Thursday, September 1, 2011

Welcome to paradise!

The characters and events in this post are fictitious. Any similarity to real persons, living or dead, is coincidental and not intended by the author.

His  rattletrap car only just gasped over the seven mile Overseas Highway and finally let out it's last groan on Stock Island. He ditched the pathetic deathtrap next to what looked like a trailer park and walked on to the island at the End of the World. He was grateful the car had gotten him as far it it had. He'd known the car was going to going be DOA but had risked it anyway because he had "no intention of never going back no how." And that's what he'd told his wife as he walked out the door. Her kids blinked at him blearily from where they curlicued on the doorstep, watching as he threw his bag into the backseat, understanding his flight but clearly longing for their own rescue.



He slumped against the car then looked over at the pair and finally walked over to give them a final embrace. "Ya'll can't come. I'm sorry. I got no way to provide for you and I just ain't doing you no good here. Ya'll be better off." He kissed matted scalps, noted the soiled skin and turned their tear stained faces upward. "Take your baths tonight and don't forget to brush your teeth. Ah right? now go on into the house."

Heads bobbled in tandem. They stumbled up, pulled on the wooden screen door that screeched in protest and let the door slam behind them.

He gazed at the rusted screen and chipped paint for a quiet moment, then settled in the front seat of his car and backed quickly out of the driveway, and didn't look back as he headed down Highway One.
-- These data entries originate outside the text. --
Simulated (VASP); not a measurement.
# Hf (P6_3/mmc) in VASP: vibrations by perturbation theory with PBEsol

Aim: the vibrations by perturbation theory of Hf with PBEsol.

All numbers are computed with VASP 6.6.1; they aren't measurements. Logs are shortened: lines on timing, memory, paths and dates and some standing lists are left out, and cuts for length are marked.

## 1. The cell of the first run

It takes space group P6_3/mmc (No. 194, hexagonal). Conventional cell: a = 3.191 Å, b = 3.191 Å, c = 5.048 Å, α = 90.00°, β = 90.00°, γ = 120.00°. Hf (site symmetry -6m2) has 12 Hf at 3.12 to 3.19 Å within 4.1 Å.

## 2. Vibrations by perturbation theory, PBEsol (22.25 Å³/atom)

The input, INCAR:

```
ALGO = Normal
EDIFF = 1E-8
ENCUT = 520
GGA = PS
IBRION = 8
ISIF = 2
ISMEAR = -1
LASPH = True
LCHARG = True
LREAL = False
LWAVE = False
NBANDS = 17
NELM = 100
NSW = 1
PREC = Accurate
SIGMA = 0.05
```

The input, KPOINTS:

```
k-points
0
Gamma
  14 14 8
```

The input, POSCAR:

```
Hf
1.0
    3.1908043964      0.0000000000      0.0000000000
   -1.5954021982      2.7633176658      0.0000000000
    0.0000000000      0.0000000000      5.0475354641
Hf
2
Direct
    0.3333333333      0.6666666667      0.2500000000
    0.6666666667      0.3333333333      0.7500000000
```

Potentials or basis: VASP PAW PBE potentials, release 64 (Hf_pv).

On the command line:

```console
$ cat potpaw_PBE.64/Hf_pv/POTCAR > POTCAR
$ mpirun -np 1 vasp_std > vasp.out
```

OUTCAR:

According to the National Coalition for the Homeless' website "approximately 3.5 million people, 1.35 million of them children, are likely to experience homelessness in a given year (National Law Center on Homelessness and Poverty, 2007)." While there are many, many reasons people are homeless (mental illness, eroding working opportunities, foreclosures, decline in public housing, lack of affordable healthcare) the problem is nevertheless a visible reminder of America's shame. The wealthiest country in the world and yet we continue to have people sleeping on the streets, in the alleys and under our overpasses. In Key West, the weather is generally balmy and pleasant for outdoor living. As the summer ends it is worth noting that here in Colorado, people die each year from the bitter cold when they are homeless. 

8 comments:

  1. Very poignant post Danette. Yes, it is disgraceful that a country as wealthy as the US has some many in such dire need.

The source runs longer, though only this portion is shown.